Ministers water down pollution legislation
EU environment ministers have agreed to water down proposals for stronger industrial pollution control.
On 25 June EU environment ministers agreed to water down proposals to revise and strengthen EU legislation to control industrial pollution.
One of the main points of debate was the strengthening of binding emission limit values (ELVs) for large combustion plants (LCPs), i.e. power plants as well as larger combustion installations in oil refineries and other industries. In order to further reduce pollution from these sources, the Commission had proposed tightening the existing ELVs by bringing them into line with current Best Available Techniques (BAT) by 2016 (see box).
Regarding newly constructed LCPs, the Council agreed that the Commission’s proposed ELVs for sulphur dioxide (SO2), nitrogen oxides (NOx) and particulate matter (PM) should apply within two years after the entry into force of the directive, i.e. probably by 2012 or 2013.
Existing LCPs (those built before 2002) would in general have to apply stricter ELVs from 2016, but the agreement introduces an option for member states to postpone this requirement until 2021 by defining so-called transitional national plans (TNP) that cap emissions of certain pollutants. The annual emission ceilings under TNPs must decline between 2016 and 2020.
This type of postponement of stricter emission standards for existing plants was clearly rejected by the European Parliament at its first reading in March 2009.
The ministers also agreed a separate derogation from the emission limits for LCPs which are expected to have a limited remaining life-time, i.e. not operating more than 20,000 hours between 2016 and 2023.

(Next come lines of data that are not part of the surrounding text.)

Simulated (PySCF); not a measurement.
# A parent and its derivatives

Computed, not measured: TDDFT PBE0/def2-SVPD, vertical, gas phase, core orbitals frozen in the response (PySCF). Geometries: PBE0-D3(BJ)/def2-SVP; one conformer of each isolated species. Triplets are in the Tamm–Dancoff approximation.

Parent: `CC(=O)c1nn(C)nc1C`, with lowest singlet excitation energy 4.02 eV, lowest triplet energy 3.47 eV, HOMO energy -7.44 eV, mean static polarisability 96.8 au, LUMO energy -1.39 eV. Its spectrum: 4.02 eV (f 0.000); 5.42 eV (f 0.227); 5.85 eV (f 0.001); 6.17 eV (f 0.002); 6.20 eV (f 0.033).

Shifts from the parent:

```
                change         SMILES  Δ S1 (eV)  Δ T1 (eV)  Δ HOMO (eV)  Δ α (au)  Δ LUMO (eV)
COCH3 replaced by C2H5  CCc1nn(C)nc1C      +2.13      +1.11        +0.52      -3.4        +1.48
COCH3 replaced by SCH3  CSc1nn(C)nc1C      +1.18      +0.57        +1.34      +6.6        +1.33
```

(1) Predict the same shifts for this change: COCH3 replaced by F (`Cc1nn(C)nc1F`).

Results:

Combustion plants that burn indigenous coal or lignite, which cannot comply with the emission limits for SO2, will be allowed to alternatively apply a set minimum rate of desulphurisation. This rate is 96 per cent for existing LCPs with a rated thermal input of over 300 megawatts.
Among the countries most actively pushing for various types of derogations and time extensions from the ELVs were the UK, Poland, and Italy.
The Commission and the Council Parliament want to extend the scope of the directive by also including ELVs for smaller combustion plants between 20 and 50 megawatts, but this idea was rejected by the Council.
Another main point of contention was how much flexibility member states should be granted in applying best available techniques when determining pollution permits.
One of the core elements of the Commission’s proposal was to strengthen the application of BAT compared to current legislation. By giving a more prominent role to BREFs, the scope for national authorities to deviate from BAT when issuing permits should be reduced.
A compromise proposal by the Czech presidency was eventually adopted by the Council, in spite of the fact that it was initially refused by a blocking minority of countries, including Belgium, Denmark, Germany, and Sweden, because it gave states too much space to deviate from the BAT-associated emission levels when issuing pollution permits.
In its comment to the Council’s agreement, environmentalist organisation European Environmental Bureau (EEB) pointed out that keeping the current level of flexibility to derogate from BAT will lead to a business as usual approach, i.e. widespread divergence of implementation across the EU, an uneven playing field for industry, and a reduction in environmental and health protection for EU citizens.
The agreement will now be sent to the European Parliament for a second reading, which is expected to start late this year or early 2010.
While setting out the principles for applying Best Available Techniques (BAT) for a wide range of industrial and agricultural activities, the IPPC directive does not set any binding emission standards. Instead, legally binding permits that should be based on BAT are set by national, regional or local authorities for each individual installation.
Guidance on BAT is provided by BAT Reference Documents (BREFs), which set benchmark BAT standards for each industrial sector and some cross-sectoral issues, e.g. energy efficiency. However, the BREFs are not legally binding.
The existing LCP directive sets binding emission limit values (ELVs), but these are lenient compared to the benchmark standards judged to be reasonable by the technical working group that in 2001 produced the LCP BREF. In its proposal, the Commission therefore proposes tightening them up, generally to the level of the least strict end of the BREF BAT standard range.
The new industrial emissions directive received its first reading in the European Parliament in March, and in the Council in June.